Note: Dr. Abolfazl Hasanabadi, Dr. Habibollah Esmaeeli and Dr. Mehdi Abolhasani participated in the fifth meeting out of the series of meetings on oral history in Iran hosted by Mrs. Mosafa. In the meeting set up in the History Hallway of the Clubhouse, they talked about “the significance and function of oral history in documenting organizational knowledge and history”.

In this section, the term “redundant history” and parallelism was dealt with.

 

Abbasi: I am not an expert in oral history and my specialty is the Middle History of Iran; but for some reasons, my work as a presenter has been drawn to oral history, and I will share my experiences in this field. More than 10 years ago, when the debate over oral history in Iran was just beginning, the friends at the Faculty of Literature and Humanities of Ferdowsi University of Mashhad thought of pursuing the oral history of the faculty. The result was 10 or 15 interviews with different people, which were recorded and transcribed and put together, and the text was delivered to the faculty. Last year we decided to revive the college's oral history; but we saw that from all these interviews, there is no such thing as history. Everyone has put forward conversations, opinions, memories, and issues that have dealt with them and they have been transcribed.

When we were involved, we saw that there are various sources in the university, faculty and Astan Quds, etc., including more than 2000 documents. We took these documents and reviewed the published materials such as Matini's memoirs, Dr. Yahaghi's memoirs and the people who were in the college. The issue of Dr. Shariati and what had happened to him the time he was a student until he left Ferdowsi University as a professor was a story in itself, since it was related to the Faculty of Literature.

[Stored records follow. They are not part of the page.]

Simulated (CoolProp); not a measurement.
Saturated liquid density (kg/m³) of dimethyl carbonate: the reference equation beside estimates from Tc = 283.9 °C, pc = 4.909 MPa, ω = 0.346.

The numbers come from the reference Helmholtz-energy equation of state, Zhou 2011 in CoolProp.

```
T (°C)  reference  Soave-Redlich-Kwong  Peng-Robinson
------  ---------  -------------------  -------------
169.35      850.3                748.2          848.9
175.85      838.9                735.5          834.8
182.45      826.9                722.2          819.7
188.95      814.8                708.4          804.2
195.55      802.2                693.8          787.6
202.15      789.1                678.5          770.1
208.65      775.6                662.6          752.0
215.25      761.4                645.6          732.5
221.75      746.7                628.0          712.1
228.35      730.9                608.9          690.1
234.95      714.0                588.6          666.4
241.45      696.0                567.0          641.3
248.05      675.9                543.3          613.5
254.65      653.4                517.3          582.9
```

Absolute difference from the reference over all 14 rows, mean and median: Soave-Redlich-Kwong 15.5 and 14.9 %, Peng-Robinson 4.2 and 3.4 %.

We came to a conclusion with them, which was the title of our project: "Oral History of the Faculty of Literature". But when we got to the end of the work, we saw that it was no longer oral history. That is, oral history and its interviews became a part of our work. So what was published is "History of the Faculty of Literature" and not "Oral History of the Faculty of Literature". Regarding its importance, in some places, the words of Dr. Abolhassani are really correct, as there were many documents, documents, writings and publications. But there were also places that were really oral history or interviews that suited our work. For example, when we wanted to write about the spatial evolution of the college, we almost did not have documents about the initial spatial evolution.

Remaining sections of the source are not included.